I slept in on Tuesday. I woke up just in time for my 9:30 class. I pulled on a pair of shorts, grabbed my keys, wallet, cell phone and backpack, and rushed out the door. “Ha!” I thought, halfway to the math and physics building, “I may just get there before we start.” (Classes never start on time in the South.) Then I realized I was still wearing my pajama shirt.
Aside from possibly becoming the first person in pajama shirt to attend an introductory physics lecture at my university, I’m not sure I learned anything from the ordeal–not even physics. In fact, I think I did the same thing in Calc I last year. I obviously learned nothing from that experience either. I had four alarms set on my cell phone this last time, turned them all off and rolled back into bed, “just for a minute.”
What I need is a surefire way to wake myself up in the morning while not reducing my quality of sleep or waking up my flatmates. These stipulations eliminate
- cold marbles. I’d need either a Rube Goldberg machine or a flat mate with a sadistic sense of humor although I may have the latter.
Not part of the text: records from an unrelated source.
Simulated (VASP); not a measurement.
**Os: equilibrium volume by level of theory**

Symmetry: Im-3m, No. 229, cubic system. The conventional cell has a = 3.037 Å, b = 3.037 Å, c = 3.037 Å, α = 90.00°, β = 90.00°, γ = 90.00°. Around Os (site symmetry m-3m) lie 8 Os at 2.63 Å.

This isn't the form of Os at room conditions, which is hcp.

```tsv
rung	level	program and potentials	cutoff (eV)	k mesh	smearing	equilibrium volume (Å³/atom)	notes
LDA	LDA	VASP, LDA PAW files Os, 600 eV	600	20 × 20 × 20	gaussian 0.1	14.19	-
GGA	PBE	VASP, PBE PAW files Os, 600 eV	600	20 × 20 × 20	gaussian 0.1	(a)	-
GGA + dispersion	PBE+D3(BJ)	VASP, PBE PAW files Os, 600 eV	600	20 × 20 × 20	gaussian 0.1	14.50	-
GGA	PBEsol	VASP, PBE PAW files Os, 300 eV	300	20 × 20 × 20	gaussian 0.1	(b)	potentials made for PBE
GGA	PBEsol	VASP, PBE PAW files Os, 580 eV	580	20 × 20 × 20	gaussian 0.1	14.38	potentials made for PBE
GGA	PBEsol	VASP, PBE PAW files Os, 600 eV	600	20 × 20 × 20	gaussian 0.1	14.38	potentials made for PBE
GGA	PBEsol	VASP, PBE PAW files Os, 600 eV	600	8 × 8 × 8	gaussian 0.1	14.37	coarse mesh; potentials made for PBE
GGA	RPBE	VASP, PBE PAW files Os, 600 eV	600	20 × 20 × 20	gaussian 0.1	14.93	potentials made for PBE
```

- open blinds and sunlight. I have a street-light outside my window. I can’t sleep without blinds and curtains combined.
- outrageously loud alarm clocks. I’m not sure flat mate number two shares flatmate number one’s glee in finding innovative ways to wake me up.
My physics lab takes place at one in the afternoon. The department head, who leads it, offered to help engineer a Rube Goldberg machine for anyone who had trouble waking up by that hour. He also suggested a range of clocks worthy of a sadistic mastermind, including a vibrating clock, a roomba-like clock, and a clock that launches the pin that shuts it up across the room. Alas, I cannot justify paying the price for these machines. Nor am I sure that the clocks fulfill my need. The projectile clock does not seem to have a volume control but, I’m fairly certain I could pacify it with the pointy end of a pen. Nonetheless, I’m pretty sure the DH is a sadistic mastermind. He has a good evil laugh.
Now, the ultimate way of waking up on time would be to go to bed by midnight. But we all know that’s not always going to happen. As I work on improving my sleep schedule, I’ve posted a red sign above my bed, commanding
I can’t read in my sleep, but the problem has always been staying up.
I turned off my alarm again this morning and went back to bed, heedless of the scarlet letters filling my weary eyes…But I woke with my second alarm.